Thanks for putting into words why the toilets and changing rooms arguments make me so uncomfortable.
It feels like a bloke staring you down with a smirk saying "No? So how you gonna stop me luv?"
Prison and sports have male-dominated rule makers and enforcers. The smirker knows he will be forced to obey them. Toilets, gyms, changing rooms have no powerful males on enforcement duty.
The argument that it was OK in the past made me think "Yes it was OK, what has changed for me to make me so uncomfortable now?"
Fifteen years ago I would frequently shared spaces with people who would probably be called trans or non-binary now (like obvious males dressed as a sexy lady, very butch women, people maximising the androgynous look). It never bothered me much. I think because people cared about making each other feel comfortable and who was encroaching on whom.

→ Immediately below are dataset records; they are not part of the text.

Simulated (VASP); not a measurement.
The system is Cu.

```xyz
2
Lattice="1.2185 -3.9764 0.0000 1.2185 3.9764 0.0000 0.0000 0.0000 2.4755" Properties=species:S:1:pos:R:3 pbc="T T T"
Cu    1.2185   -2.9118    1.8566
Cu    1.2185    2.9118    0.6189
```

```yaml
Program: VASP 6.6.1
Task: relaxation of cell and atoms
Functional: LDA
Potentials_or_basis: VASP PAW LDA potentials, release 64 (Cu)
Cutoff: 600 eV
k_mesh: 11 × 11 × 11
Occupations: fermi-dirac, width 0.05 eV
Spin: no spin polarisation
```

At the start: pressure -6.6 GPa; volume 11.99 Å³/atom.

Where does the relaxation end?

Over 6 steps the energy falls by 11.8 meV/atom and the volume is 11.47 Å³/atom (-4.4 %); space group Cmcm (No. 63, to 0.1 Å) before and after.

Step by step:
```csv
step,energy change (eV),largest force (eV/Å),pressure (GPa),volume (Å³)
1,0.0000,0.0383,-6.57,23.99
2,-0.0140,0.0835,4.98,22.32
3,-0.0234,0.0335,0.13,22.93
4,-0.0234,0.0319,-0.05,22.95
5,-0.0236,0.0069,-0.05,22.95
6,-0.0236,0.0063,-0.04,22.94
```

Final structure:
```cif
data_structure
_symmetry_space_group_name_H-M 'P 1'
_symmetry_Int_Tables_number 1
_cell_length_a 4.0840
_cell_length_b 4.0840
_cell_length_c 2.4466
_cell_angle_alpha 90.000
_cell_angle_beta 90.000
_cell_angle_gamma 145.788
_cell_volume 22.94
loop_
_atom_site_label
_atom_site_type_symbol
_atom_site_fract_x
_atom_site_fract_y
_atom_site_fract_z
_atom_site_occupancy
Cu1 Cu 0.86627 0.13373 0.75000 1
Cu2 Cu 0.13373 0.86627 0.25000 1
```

For example, I was mates with a drag queen, if I had told him (he called himself him mostly) the women were uncomfortable with him using the ladies (we did go clubbing with observant religious women - modest dress, no drink, lots of dancing) then he would have asked what he could do to make it OK and would have gone to the gents or waited until the loos were empty in a heartbeat no bother. Absolutely no entitlement, no smirking, no "Screw you, I'm coming in anyway".
Some vocal recent incomers seem to feel entitled to take, to push women aside. If we say we wouldn't feel comfortable with you in there they don't say "I'm so sorry, I'll use the gents or wait until nobody else is in here, what would work for you?" they say "no point making that rule sweetheart, I'll do whatever I want and how you gonna stop me?"
Then we end up talking about how we can only have a rule if we have a fierce enforcement method (genital checks!!!).
It's all about ignoring women's "no" unless there is a big man to enforce it.